Short answers, pulled from the story.

What did Richard Trevithick invent?

Richard Trevithick invented the first high-pressure steam engine and built the first working railway steam locomotive. He also developed safety innovations for steam boilers, including a fusible lead plug, adjustable safety valves, and the use of a mercury manometer to measure pressure.

When did Richard Trevithick's locomotive make its first railway journey?

On the 21st of February 1804, Trevithick's steam locomotive hauled ten tons of iron, five wagons, and seventy men along the Merthyr Tramroad from Penydarren to Abercynon, a distance of 9.75 miles. The journey took four hours and five minutes at an average speed of approximately 2.4 miles per hour.

Where was Richard Trevithick born and when did he die?

Richard Trevithick was born on the 13th of April 1771 at Tregajorran, in the parish of Illogan, Cornwall. He died on the 22nd of April 1833 at The Bull hotel in Dartford, Kent, from pneumonia, and was buried in an unmarked grave at St Edmund's Burial Ground.
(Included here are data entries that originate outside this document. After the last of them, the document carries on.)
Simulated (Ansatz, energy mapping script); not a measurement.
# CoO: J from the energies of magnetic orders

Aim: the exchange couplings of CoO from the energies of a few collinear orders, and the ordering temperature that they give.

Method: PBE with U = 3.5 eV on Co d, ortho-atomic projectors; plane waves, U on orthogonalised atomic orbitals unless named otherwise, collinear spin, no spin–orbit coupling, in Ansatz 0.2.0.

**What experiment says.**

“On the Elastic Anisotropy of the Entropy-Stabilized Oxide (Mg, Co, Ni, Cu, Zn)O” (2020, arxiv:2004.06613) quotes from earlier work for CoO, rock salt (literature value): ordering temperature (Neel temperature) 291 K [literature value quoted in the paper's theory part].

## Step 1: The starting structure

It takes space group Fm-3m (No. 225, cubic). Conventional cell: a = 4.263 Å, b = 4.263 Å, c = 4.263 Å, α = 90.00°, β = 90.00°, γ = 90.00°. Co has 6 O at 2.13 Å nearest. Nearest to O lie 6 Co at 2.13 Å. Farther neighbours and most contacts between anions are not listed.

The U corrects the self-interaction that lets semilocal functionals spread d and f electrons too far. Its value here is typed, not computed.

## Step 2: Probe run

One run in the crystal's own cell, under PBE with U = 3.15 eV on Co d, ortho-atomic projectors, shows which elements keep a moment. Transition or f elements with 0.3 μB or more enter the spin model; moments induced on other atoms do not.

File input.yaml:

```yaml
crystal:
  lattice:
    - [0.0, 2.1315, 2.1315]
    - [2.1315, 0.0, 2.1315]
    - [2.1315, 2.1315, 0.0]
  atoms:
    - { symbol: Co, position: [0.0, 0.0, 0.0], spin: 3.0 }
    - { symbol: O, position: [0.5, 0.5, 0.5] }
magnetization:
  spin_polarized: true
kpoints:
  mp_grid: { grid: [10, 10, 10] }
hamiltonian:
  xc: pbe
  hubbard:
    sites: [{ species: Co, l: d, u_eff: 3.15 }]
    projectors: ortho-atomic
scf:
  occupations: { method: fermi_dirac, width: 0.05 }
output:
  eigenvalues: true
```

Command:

What was the Puffing Devil and why is it significant?

The Puffing Devil was a full-size steam road locomotive Trevithick built in 1801 near Fore Street in Camborne, Cornwall. On Christmas Eve 1801, it successfully carried six passengers up Fore Street and Camborne Hill, making it among the earliest demonstrations of a self-propelled steam vehicle carrying passengers.

Why did Richard Trevithick travel to Peru?

Trevithick travelled to Peru to help drain the silver mines at Cerro de Pasco, located at 4,330 metres altitude. Boulton and Watt's low-pressure engines were useless at that elevation, but Trevithick's high-pressure engines worked satisfactorily. He left Penzance on the 20th of October 1816 aboard the whaler Asp.

How is Richard Trevithick commemorated today?

Trevithick is commemorated by a statue in Camborne unveiled in 1932 by Prince George, Duke of Kent, and by a Blue Plaque at the Royal Victoria and Bull hotel in Dartford unveiled in 2007. A working reconstruction of the Pen-y-darren locomotive, commissioned in 1981, runs several times a year at the National Waterfront Museum in Swansea.